In early 2003, while in college at FHU, we had our social club officers’ retreat at a house on Kentucky Lake. We arrived late Friday evening, so we didn’t see the lake until Saturday morning. When we awoke to see it and its surroundings, we were amazed that the lake’s surface was totally frozen. Prior to that morning, every time in my life I had seen a body of water, it was always moving. But not this time. It was still and it was solid. I always think about that lake when I read James 1:5-8.
If any of you lacks wisdom, let him ask God, who gives generously to all without reproach, and it will be given him. But let him ask in faith, with no doubting, for the one who doubts is like a wave of the sea that is driven and tossed by the wind. For that person must not suppose that he will receive anything from the Lord; he is a double-minded man, unstable in all his ways.
The first clause of the passage reflects some of James’ almost-sarcastic humor. Who, exactly, does not need more wisdom? The “if” sounds as though it’s a limiting condition, but realistically, it’s a universal statement. Everyone needs more wisdom.
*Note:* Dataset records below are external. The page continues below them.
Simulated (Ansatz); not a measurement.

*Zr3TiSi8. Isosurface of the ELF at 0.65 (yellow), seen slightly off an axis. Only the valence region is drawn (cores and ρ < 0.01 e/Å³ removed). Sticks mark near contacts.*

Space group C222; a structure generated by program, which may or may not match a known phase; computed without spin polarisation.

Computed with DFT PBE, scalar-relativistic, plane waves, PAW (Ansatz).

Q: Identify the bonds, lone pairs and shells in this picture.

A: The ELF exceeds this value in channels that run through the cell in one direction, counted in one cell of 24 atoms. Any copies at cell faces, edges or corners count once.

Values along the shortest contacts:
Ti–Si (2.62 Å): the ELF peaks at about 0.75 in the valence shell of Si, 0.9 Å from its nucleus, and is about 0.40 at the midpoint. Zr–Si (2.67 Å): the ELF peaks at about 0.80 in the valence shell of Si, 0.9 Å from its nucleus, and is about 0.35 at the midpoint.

What are we asking for when we ask for wisdom? We commonly think of wisdom as more than just knowledge. It’s the practical application of knowledge. Another concise definition I’ve heard is, “Wisdom is the ability to see potential results before making decisions.”
During what situations, then, should we ask for wisdom? The easy answer is, “in everything.” But the contextual answer is that of trials that test our faith and reliance upon God (1:2-4). We need the Lord’s guidance, direction, and peace when our souls are tested by life’s hurdles. Trials easily become watershed moments; we either draw nearer to God and His people, or we push away from His goodness. Thus, we especially need wisdom in the face of trials. So we must ask for it. Additionally, the verb in the Greek emphasizes the process of “keep on asking.” We need wisdom continually, thus we must ask continually.
God guarantees that he gives wisdom. But it’s not a blank check. Notice how we are supposed to ask: without reproach, in faith, with no doubting. This is where it hits us the hardest. It’s easier to simply ask for wisdom than it is to confidently ask for wisdom.
James illustrates our doubting with the simple, but common, sight of water. Its waves are continually driven and tossed, he says, by the whims of the wind. Their direction, strength, and frequency are determined by forces beyond their control.
We will encounter countless storms, criticisms, and confusions in this life. But we cannot be controlled by them. We must be confident, trusting, and solid as we ask God for direction and guidance.